Trump’s Victory Was a Black Swan in a Perfect Storm

Trump’s supporters have the right to celebrate for a few days, but they are over-interpreting the results.

His supporters are rightly euphoric about Trump’s stunning upset.  He won against all the pollsters and pundits.  Hillary won’t pick the SCOTUS nominee to replace Antonin Scalia, and if one or two others retire or vacate with health issues, then Trump will get to select them, too.

But in their euphoria, conservative writers and radio hosts are over-interpreting the results.  If Trump has a mandate, it is barely visible.  For the future of conservatism, the GOP can’t sit back, put their feet up, dust off their hands, and exclaim, “He has changed politics forever! Landslide!”

Truthfully, the GOP, flush with victory, is famous for over-reading election results and doesn’t prepare for soon-coming reality.
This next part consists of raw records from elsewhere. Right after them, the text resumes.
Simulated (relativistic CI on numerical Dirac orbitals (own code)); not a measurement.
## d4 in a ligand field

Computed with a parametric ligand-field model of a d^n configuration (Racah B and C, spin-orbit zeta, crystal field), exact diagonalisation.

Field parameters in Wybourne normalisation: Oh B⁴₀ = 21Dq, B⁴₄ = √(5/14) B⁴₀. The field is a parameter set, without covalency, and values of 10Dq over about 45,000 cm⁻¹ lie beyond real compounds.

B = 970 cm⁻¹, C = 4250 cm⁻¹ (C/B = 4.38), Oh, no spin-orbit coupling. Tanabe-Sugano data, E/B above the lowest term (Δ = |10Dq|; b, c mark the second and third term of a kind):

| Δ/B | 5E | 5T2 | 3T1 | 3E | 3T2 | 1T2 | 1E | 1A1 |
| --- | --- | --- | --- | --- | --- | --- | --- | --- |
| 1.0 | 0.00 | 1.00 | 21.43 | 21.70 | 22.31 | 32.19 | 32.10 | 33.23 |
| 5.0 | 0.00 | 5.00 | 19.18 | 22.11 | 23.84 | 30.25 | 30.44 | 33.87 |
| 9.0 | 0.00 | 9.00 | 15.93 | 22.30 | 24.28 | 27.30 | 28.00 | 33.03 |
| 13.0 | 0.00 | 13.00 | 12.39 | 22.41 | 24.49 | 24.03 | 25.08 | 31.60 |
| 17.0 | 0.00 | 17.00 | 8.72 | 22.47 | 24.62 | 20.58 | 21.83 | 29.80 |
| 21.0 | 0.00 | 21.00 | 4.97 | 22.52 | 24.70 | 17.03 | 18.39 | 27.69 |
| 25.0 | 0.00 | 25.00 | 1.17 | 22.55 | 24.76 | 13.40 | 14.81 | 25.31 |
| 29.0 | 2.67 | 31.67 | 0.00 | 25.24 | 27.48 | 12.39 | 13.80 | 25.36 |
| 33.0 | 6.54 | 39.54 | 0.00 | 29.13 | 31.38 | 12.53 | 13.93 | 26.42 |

Truthfully, Trump is a black swan, an unexpected, significant event, flying high in a perfect storm, and those things don’t come around very often.  One may never come around again.

Here are the elements in the once-in-a-lifetime perfect storm.

Obama is an exceedingly opaque and weak leader of the Democrat party and the nation.  He may be personally liked, which is the hidden reason why his approval rating is 55%, but his policies, like Obamacare and the Iran deal, are unpopular.  The economy is really weak.  Up to 70% believed that the country was going in the wrong direction economically.  His refusal to say “Islamic terror” immediately after terrorist attacks in this nation grated on people’s nerves and scared others.  How can he fight what he can’t see?  He was the embodiment of political correctness, and after eight years, people got sick of it.  Trump was the anti-Obama.

A future Democrat nominee will wisely learn from this mistake and at least say the words, even if he quickly adds that Islam is not the issue or some such qualifier.  The future Dem nominee may even benefit from a possibly unimproved economy or a series of Trump’s gaffes and missteps in foreign policy.  In short, the nominee won’t be another insipid Obama.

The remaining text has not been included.